A key objective of America Walks is to provide every American with the benefits of walkable communities. Which has led us to attempt to answer the question of who currently lives in walkable places, and who does not.
This new interactive web feature is an attempt to answer that question and we invite you to explore it.
Here is why we did it. First is to get our best understanding of current conditions with the hope of setting a baseline. Over time will a greater percentage of Americans get to live in walkable places? Or will more people be denied its benefits by autocentric land use policies? We hope to update this database as the underlying databases are updated.
Next, this approach highlights the importance of adding housing to walkable neighborhoods, not just making streets more walkable. Both approaches allow more people to live in places with activity friendly routes to the places they want to go. We believe walkability proponents should be advocates for better streets and better land use laws.
The data is also revealing. Relatively few residents get to live in the most walkable places, and a majority live in places rated below average or least walkable. The data also shows stark differences among different places.
Each geographical area (state, county, or city) has a number that measures walkable land uses weighted by population. We are not aware of any other walkability measure that attempts to answer how well states or cities are providing their overall population with walkable places.
By this analysis, the top five states are Rhode Island, California, Oregon, New Jersey and New York. Mississippi holds down the 50th spot, with West Virginia, Alabama, Arkansas and South Carolina above it in order. Go into the index, and find out how your state or city ranks.
So how are these numbers determined? Let’s walk through the methodology. We took the EPA’s National Walkability Index – which ranks U.S. Census block groups according to their relative walkability – and cross referenced it with the American Community Survey, a U.S. Census survey that provides information on a yearly basis about our nation and its people.
We have to acknowledge up front that there are data limitations.
The EPA’s National Walkability Index is primarily based on measures of the built environment that affect whether people walk: street intersection density, proximity to transit stops, and diversity of land uses. Research demonstrates that people that live in such neighborhoods actually walk or roll more, and enjoy many of the benefits of active living. Due to current data limitation the National Walkability Index does not measure sidewalks, disability access, shade or street level amenities. For this reason we are calling this tool a “Walkable Land Use” analysis.
The “Population-Weighted Mean Walkable Land Use” found in our tables for each community is an extension of the data found in EPA’s National Walkability Index. That index measured the various walkable land use factors described above for every Census block group in the United States on a scale from 1-20. We averaged them, weighted them by the population of the block groups, and then converted it to a ten point scale to develop the average walkability index in our tables. A full explanation of EPA’s methodology is here.

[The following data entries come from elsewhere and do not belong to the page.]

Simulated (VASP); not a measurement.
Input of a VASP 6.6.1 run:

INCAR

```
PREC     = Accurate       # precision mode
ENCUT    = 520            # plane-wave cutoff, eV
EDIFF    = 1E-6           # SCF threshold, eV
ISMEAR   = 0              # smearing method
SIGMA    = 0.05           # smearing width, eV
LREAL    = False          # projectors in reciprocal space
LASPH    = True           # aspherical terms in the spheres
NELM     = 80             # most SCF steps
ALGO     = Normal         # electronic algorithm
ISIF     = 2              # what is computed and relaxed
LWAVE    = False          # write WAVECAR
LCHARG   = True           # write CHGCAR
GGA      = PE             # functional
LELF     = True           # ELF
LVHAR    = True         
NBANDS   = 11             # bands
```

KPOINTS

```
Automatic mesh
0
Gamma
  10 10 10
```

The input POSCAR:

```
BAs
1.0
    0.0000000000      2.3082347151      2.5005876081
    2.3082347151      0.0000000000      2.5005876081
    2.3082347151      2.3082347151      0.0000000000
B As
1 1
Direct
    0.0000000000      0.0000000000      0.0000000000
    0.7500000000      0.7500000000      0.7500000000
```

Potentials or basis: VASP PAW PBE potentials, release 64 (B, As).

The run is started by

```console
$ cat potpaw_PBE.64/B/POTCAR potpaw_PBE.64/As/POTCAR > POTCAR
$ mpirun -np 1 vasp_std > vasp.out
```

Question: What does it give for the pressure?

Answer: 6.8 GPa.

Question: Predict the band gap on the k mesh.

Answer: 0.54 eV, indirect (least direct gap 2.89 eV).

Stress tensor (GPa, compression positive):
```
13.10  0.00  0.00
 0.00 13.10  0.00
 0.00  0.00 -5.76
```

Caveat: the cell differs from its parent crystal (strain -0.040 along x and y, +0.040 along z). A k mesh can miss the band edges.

We also must note that particularly dense cities (e.g. New York City) do not score particularly well. We believe that the algorithm in the EPA Walkability Index does not work as well where census block groups are geographically very small due to density. Such areas do not have the diversity of uses that yield a good walkability score, even though they are immediately next to a block group (like across the street) that has diverse uses. So that is a significant caveat. Such dense cities are outliers – we think the rankings work well for other cities.
We also acknowledge that you may choose to quarrel with how EPA’s Walkability Index characterizes your neighborhood. (Indeed, we encourage you to do so – where you live should be more walkable and we need better data!) But even so, this analysis does provide a standard basis to determine which places have “good land use bones” for walkability, and where we know, from data, that people actually walk more.
The limitations of the data should be a clarion call for more investment into research. America Walks supports efforts to fill in the data gaps to get a more comprehensive understanding of the neighborhoods with deficient infrastructure, as well as the factors that truly change residents’ behavior. We are grateful for the extraordinary work to date of researchers who have demonstrated the powerful interactions of land use with active living and health outcomes.
The database does not only look at geography, it also looks at age, race, ethnicity, income, education, homeownership and primary transportation mode. So in looking at a geographic region, one can get an analysis of the demographics of those living in more or less walkable places. What do these deeper dives tell us? We encourage people to explore the database, and share what they find.
We look forward to your feedback, and seeing how it is used.
A special thanks to data analyst Elliott Day of LLTT who created this tool for America Walks
Other Reference materials:
Smart Location Database technical info:
Methodology/data sources:
The latest iteration of the National Walkability Index was published in 2021, using a variety of data sources published between 2017 and 2020. For the demographic estimates used in this analysis, we used the American Community Survey’s five-year estimates for 2015-2019. These are the latest data compatible with the geographies used by the National Walkability Index.